Thursday, October 30, 2003

Looking for a Vietnam, media misses the real stories in Iraq

Good article in NRO on the war coverage.

It seems a media gospel that every conflict must be compared to Vietnam sooner or later, so anything that could prompt the analogy triggers a flashback to the '60s. Forget that the size of the conflict, the global context, the weapons, doctrine, force structure, domestic context, terrain, motivation, and practically every other point of comparison are different. The key variable is the same — reporters looking for a storyline, a hook, something to say when they've run out of critiques. A Vietnam story is a form of analytical autopilot, usually negative, almost always misguided.

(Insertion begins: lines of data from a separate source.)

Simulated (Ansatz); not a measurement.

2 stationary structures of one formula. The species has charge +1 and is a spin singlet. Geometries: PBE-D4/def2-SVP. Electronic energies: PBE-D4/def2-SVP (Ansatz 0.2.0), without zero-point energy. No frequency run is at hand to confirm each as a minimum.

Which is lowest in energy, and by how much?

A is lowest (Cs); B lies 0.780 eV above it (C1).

Back in April i suggested that more than laziness was involved:

What is not often discussed is how professional ambitions make journalists defeatists. When wars go well, the uniformed military receives the praise. It is they who enter into history. We remember Nimitz and Patton, not the correspondents who wrote dispatches about the victories at Midway and Bastogne.

In contrast, Vietnam made the careers of David Halberstam, Seymour Hersh, and Neil Sheehan. Exposing military failure and atrocities makes the journalist the hero not the chronicler. It is a powerful temptation, one which could cause a reporter to lose proportion and distort the meaning of events. Yet this is not something that seems to get discussed much.